HC Deb 10 December 1928 vol 223 cc1675-8
16. Colonel HOWARD-BURY

asked the Secretary of State for Dominion Affairs whether, with regard to the trade treaty between the Union Government of South Africa and Germany, he can state the position as to the extension of existing preferences and, as to the grant of new preferences, as to whether under the most-favoured-nation trade agreements preferences must be given to all countries with which such treaties are concluded?


The question of the bearing of the treaty on the extension of existing preferences and the grant of new preferences is one for His Majesty's Government in the Union of South Africa. The position, as I understand it, is that in the case of goods which are enumerated in existing Union legislation as those in respect of which preferences are granted to other parts of the British Empire Germany would not be entitled to claim for German goods the benefit either of existing rebates or of any variation which might be made in the rates of rebate. In the case, however, of goods which are not so enumerated, Germany would be entitled, when the treaty comes into force, to claim for German goods the same rates of duty as may be granted to similar goods produced or manufactured in other parts of the Empire. The matter referred to in the second part of the question is also one for consideration by the Union Government, but I understand that there are, in fact, certain treaties with foreign countries in force under which any reduction of duty accorded to German goods can be claimed on behalf of similar goods from the foreign countries in question.
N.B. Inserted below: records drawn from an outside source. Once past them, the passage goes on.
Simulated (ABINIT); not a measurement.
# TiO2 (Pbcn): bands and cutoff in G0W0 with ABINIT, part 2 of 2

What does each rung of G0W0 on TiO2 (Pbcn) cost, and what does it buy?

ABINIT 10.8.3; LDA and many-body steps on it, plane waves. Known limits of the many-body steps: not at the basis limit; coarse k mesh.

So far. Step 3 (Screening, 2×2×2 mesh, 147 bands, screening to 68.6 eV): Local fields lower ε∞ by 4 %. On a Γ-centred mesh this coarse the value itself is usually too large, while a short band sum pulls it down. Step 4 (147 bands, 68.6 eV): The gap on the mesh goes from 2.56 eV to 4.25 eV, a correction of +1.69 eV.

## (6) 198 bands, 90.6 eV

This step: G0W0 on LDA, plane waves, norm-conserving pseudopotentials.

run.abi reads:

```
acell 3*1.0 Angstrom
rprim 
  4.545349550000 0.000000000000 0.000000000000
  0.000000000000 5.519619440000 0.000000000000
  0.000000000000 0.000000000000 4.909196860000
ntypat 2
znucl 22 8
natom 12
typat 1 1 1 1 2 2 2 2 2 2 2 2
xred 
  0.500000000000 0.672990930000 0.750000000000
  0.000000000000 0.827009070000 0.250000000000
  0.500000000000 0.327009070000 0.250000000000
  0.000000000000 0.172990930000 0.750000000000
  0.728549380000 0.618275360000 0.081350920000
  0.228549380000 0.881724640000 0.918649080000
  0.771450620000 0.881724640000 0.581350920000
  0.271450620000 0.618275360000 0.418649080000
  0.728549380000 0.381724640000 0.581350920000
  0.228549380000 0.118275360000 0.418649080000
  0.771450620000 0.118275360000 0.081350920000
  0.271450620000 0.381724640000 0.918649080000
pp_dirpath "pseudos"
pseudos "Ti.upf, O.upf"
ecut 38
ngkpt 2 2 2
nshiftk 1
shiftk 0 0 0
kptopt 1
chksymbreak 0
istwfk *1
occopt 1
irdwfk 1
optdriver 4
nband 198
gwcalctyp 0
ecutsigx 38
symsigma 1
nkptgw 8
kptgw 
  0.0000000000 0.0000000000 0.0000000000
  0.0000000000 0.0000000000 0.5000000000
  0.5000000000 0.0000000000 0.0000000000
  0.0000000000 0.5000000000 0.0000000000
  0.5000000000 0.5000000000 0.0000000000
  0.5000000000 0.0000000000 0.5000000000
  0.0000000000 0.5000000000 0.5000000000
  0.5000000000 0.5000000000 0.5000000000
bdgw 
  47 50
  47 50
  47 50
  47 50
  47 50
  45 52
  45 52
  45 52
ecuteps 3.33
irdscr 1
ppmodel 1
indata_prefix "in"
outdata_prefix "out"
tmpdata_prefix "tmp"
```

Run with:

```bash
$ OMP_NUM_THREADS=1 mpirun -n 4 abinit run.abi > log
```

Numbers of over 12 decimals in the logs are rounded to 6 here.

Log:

Seeing that under this most-favoured-nation agreement, any other country can obtain an equal preference, does that not to a great extent mean ending all Empire preference; and before this treaty is ratified cannot the right hon. Gentleman make some strong representations with regard to our Empire policy of Empire preference?


I am afraid my hon. and gallant Friend must have entirely misunderstood my answer. The whole point of my answer was that on the articles enumerated in the South African tariff as enjoying a preference, the preference is in no way affected by the treaty.


It is affected if any extra preference is given.


Is this matter still the subject of conversations between the right hon. Gentleman and the South African Government?


No further correspondence is taking place.


Does the right hon. Gentleman not see the extreme danger to Imperial relations in attempting in this House to dictate South African tariff policy?


There is no question of that.

18. Mr. COUPER

asked the Secretary of State for Dominion Affairs whether, in the course of the negotiations for the commercial treaty between the Union of South Africa and Germany, he made any observations regarding the terms of the treaty; if so, whether he will state the nature of those observations; and whether any reference was made to the effect of the treaty on the system of preference duties between this country and South Africa?


I would invite reference to the reply given on my behalf by my right hon. Friend the Under-Secretary of State for the Colonies to questions in the House on the 4th December.


Would arty continuation or development of such Treaties between South Africa and Germany or any other foreign country provide for the preference in duties to Great Britain?


Every Government in the Empire is entitled to pass its own legislation in regard to preference, and the most we are entitled to do is each to draw the other's attention to any aspect of proposed legislation which may affect our interests.


In the event of the Treaty being ratified, will any preference that is in future granted to this country by South Africa on articles which are not now getting preference be given equally to Germany?


Is it in order to discuss South African tariffs in this House?


The conduct of the British Government in connection with the matter can, I presume, be raised, and such information as we can give as to what we understand of the effect of the South African tariff, but, as I said, the matter is entirely one for consideration by the Union Government.


In making any representations on this matter to the Dominions, do we bear in mind the opinion expressed by the representatives of this and all other countries on these matters at Geneva 'and elsewhere?